COLORADO SPRINGS, Colo. — Frank Royal's Air Force took off at 1:38 p.m.

A vintage aircraft clawed through the air followed by two chase planes, one carrying the 101-year-old pilot.

The last plane in the formation brought a tear to Royal's eye. Its sleek lines still raise his pulse. He can hear the thrum of its twin engines without his hearing aids — World War II ingrained the 24-cylinder symphony permanently in his mind.

He has good reason to remember the details. That very plane, a fully restored P-38 Lightning named White-33, was Royal's first love.

And he flew over Colorado Springs to tell her goodbye, reported The Gazette.

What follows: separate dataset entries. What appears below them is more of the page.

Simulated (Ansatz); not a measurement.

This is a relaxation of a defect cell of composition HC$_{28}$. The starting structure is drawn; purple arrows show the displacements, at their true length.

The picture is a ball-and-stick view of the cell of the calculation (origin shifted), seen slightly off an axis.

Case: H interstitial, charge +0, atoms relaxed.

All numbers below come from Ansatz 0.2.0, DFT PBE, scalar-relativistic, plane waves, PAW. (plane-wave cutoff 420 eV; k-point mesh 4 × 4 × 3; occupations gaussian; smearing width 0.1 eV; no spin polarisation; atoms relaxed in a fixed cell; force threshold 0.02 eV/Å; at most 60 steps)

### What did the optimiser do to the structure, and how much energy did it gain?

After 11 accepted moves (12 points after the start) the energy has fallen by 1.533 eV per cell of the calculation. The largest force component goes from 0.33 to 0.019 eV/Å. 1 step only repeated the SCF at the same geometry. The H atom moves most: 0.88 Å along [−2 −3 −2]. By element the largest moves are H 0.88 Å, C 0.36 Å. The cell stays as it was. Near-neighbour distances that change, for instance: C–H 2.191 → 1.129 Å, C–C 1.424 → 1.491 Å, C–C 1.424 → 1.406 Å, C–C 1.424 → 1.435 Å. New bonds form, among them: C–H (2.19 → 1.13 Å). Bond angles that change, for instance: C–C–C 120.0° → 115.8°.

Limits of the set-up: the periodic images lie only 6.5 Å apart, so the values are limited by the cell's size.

"I'm 101 and three-quarters," Royal said after returning to the ground at the Colorado Springs Airport to the applause of family and admirers. "As of last week, I went under hospice care. It's kind of a special day."

Don't feel sorry for Frank Royal. He's not afraid of death. He calls that journey his real "final flight."

Like a good pilot, Royal has a lengthy checklist of people to see and things to do. And seeing that P-38 in the air was one of them.

The love affair between Frank and White-33 centers on his service in World War II and a reunion that took place against the longest of odds.

Born in Colorado during World War I and raised near Rocky Ford, Royal was an aspiring physician when he signed up to fly planes for the Army Air Corps.

Frank wished he'd stayed in college when he wound up in the Pacific flying the much-maligned Bell P-39 Airacobra, an odd machine with car-like doors and an engine behind the pilot.

In 1942, while his outfit battled nimble Japanese Zeros, Royal says his life was saved by the latest in American technology when his unit was pulled back to Australia to receive a fleet of new P-38s fresh from the Lockheed factory in California.

"It was a godsend from a pilot's standpoint," he said.


Frank Royal

In this Oct. 17, 2016 photo, World War II pilot Frank Royal, 101, walks arm in arm with his son, Randy Roya, right, and granddaughter Kallie Royal after having what he called his "final flight" in Colorado Springs, Colo.
Photo Credit: Jerilee Bennett/The Gazette via AP

His old P-39 had one 1,200-horsepower motor; the P-38 came with two 1,600-horsepower engines. It climbed like a rocket. The P-38 also had four .50-caliber machine guns and a 20 mm cannon mounted right in the nose.

"It had two engines," Royal said. "It had good guns center-mounted."

That horsepower and firepower gave Royal and his comrades the first plane that could really tangle with the Japanese — he got one kill and two "probables."

"It flew like a Cadillac while the Airacobra flew more like a Ford," said Royal, who twice earned the Silver Star for heroism over the Pacific.

But the wartime love affair had to end.

Royal wound up in the Pentagon planning air campaigns, and his beloved plane wound up in a scrap pit in the jungles of New Guinea, where the military put planes too worn out to haul home.

Royal came to Colorado Springs after his Air Force career and settled down with a wife he married during the Pentagon stint. They raised five kids.

The coincidence that brought White-33 to Colorado Springs came thanks to Bill Klaers, who runs Westpac Restorations and the National Museum of World War II Aviation off Powers Boulevard on Aviation Way.

Klaers heard of the wreckage found in the New Guinea jungle and snapped it up. Westpac is America's most renowned firm for restoring World War II wreckage into flying planes.

Klaers and his team took the junked plane from the jungle dirt and into his hangar where craftsmen painstakingly replaced every missing or rotted piece.

"It's not going to a wax museum," Klaers said. "It's going to a flying museum."

Luck and fate intervened to reunite pilot and plane — Royal came to visit Westpac last year and told Klaers he had flown P-38s in the Pacific. After talking, the two realized that Royal had actually flown the plane Westpac was restoring.

"That's the thrill of this," said Jim Slattery, the plane collector who paid for White-33's rebuild. "Frank was the happiest thing to happen to this whole project."

Royal frequently visited the shop to check on White-33's restoration.

Family members say he seems younger when he's near his warbird. The centenarian's eyes light up as 75-year-old memories flood back, said his son Randy Royal, a Colorado Springs firefighter.

Waiting months for White-33's restoration made Frank Royal defy old age.

"It's awesome," the younger Royal said. "We know it has fueled him to stay around."

Royal lifted off, undeterred by turbulence that buffeted him in the cabin of a Cessna. He watched White-33 lance through the sky, its engines running strong as it passed his chase plane.

"Mentally, I was flying it," he said.